Just like the people in my home states of Georgia, Florida, and Tennessee thought that ending Jim Crow would destroy them. They were wrong, just as the people of Israel would be wrong.
> It certainly felt that way to them! Strongly enough that they fought a war over it.
No war was fought over the end of Jim Crow.
> That's the point. The single-state solution, practically, would require a war. I know we pulled out of Afghanistan.
At the moment, probably. That can change.
> But I thought we'd have a bigger gap before another group of Westerners decided they like drawing borders in the Middle East, and that anyone who disagrees with them--including the people on the ground--should be violently forced to comply.
Those Knesset members are not asking western intervention to end their ethnostate.
> They were wrong, just as the people of Israel would be wrong.

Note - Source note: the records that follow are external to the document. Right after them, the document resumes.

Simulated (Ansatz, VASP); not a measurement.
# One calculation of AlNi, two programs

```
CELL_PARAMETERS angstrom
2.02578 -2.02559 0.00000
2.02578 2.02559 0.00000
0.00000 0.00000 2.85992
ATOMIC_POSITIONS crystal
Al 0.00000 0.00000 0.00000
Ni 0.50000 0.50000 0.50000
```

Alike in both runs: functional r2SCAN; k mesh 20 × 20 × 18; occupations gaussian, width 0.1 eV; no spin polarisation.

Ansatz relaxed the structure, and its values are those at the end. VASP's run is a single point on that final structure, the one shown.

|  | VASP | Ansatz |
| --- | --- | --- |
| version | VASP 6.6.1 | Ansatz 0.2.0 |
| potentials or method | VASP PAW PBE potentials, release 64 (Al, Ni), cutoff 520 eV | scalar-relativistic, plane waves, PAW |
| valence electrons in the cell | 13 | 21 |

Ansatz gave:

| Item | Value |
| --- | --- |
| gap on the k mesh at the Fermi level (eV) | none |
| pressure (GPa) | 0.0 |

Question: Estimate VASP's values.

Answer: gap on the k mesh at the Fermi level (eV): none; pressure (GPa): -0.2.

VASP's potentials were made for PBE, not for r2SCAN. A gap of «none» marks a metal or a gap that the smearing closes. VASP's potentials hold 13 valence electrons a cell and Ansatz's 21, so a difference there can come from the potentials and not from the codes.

They may be. Maybe India and Pakistan could peacefully reünify, too. I'm doubtful. But that matters less than the people there being very much more doubtful.
> No war was fought over the end of Jim Crow
Sorry, fair enough. Ending Jim Crow wasn't a credible threat to the South at that time. The war had already been fought.
> At the moment, probably. That can change
Sure. But sentiment has to shift before one can peacefully move borders.
> Those Knesset members are not asking western intervention to end their ethnostate
I've lost your argument. (Also, ethnostate and nation-state are practically synonymous.)
The war for a single state is already happening mind you, and westerners are already involved and influential in it. i disagree that there is now an option to decide now that we dont want to draw borders, only whether we're satisfied with the new borders or not.
Not a real argument, but I don't think I can come up with a real argument for your case, so fair enough.
Show me a single case where previously-warring nations peacefully unified (i.e. not through conquest or subjugation)? Poland-Lithuania and England-Scotland are the only two I can think of.
Because the counterexample--multiethnic nations that split along national-identity lines--is far more frequent since the age of conquest. Former Yugoslavia. Pre-Partition India. Sudan. Ethiopia. Algeria.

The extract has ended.